Reputation: 879
For the sake of specifics, let's consider GCC compiler, the latest version.
Consider the instruction int i = 7;
.
In assembly it will be something like
MOV 7, R1
This will insert the value seven to register R1. The exact instruction may not be important here.
In my understanding, now the compiler will convert the MOV
instruction to processor specific OPCODE. Then it will allocate a (possibly virtual) register. Then the constant value 7 needs to go in the register.
My question:
How does the 7 is actually converted to binary?
Does the compiler actually repeatedly divide by 2 to get the binary representation? (May be afterwards it will convert to HEX, but let's remain on the binary step).

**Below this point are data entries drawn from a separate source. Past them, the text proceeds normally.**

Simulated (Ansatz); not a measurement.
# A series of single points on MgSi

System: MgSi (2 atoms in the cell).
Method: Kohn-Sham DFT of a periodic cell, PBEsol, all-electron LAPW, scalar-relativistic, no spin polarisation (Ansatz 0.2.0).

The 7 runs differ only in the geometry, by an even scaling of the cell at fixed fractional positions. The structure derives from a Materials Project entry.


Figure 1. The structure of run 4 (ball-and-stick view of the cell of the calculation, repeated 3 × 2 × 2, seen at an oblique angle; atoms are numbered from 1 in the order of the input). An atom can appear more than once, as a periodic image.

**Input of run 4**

Or, considering that the 7 is written as a character in a text file, is there a clever look up table based technique to convert any string (representing a number) to a binary value?
If the current GCC compiler uses built in function to convert a string 7 to a binary 0111, then how did the first compiler convert a text based string to a binary value?
Thank you.
Upvotes: 1
Views: 749
Reputation: 76
If the current GCC compiler uses built in function to convert a string 7 to a binary 0111, then how did the first compiler convert a text based string to a binary value?
This is egg chicken problem but to simply put these compilers are created step by step and at some point the compiler is written in its language such that c compiler is written by c etc.
Before to answer your question we should define what we mean by "compilation" or what compiler does. to simply put this compilation is a pipeline. Takes your high level code does some operations and generates an assembly code(specific to machine) and machine defined assembler takes your assembly code and converts it into a binary object file.
At the compiler level all they do is to create corresponding assembly format in a text file.
and assembler is another program that takes this text
file and converts it into "binary" format.
Assembler can be also written by c language here we also need a mapping i.e movl->(0000110101110...) but this one is binary not ascii. and we need to write this binary into a file as-is.
Converting numbers into binary format is also redundant because numbers are already in binary form when they are loaded into memory.
the question is how they are converted/placed in to memory is a problem of the loader program of the operating system which exceeds my knowledge.
Upvotes: 0
Reputation: 213822
How does the 7 is actually converted to binary?
First of all, there's a distinction between the binary base 2 number format and what professional programmers call "a binary executable", meaning generated machine code and most often expressed in hex for convenience. Addressing the latter meaning:
Disassemble with binaries (for example at https://godbolt.org/) and see for yourself
int main (void)
{
int i = 7;
return i;
}
Does indeed get translated to something like
mov eax,0x7
ret
Translated to binary op codes:
B8 07 00 00 00
C3
Where B8 = mov eax
, B9 = mov ecx
and so on. The 7 is translated into 07 00 00 00
since mov
expects 4 bytes and this is a little endian CPU.
And this is the point where the compiler/linker stops caring. The code was generated according to the CPU's ABI (Application Binary Interface) and how to deal with this machine code from here on is up to the CPU.
As for how this makes it into the hardware in the actual form of base 2 binary... it's already in that form. Everything we see in a PC is a translated convenience for the human users, who have an easier time reading decimal or hex than raw binary.
Upvotes: 2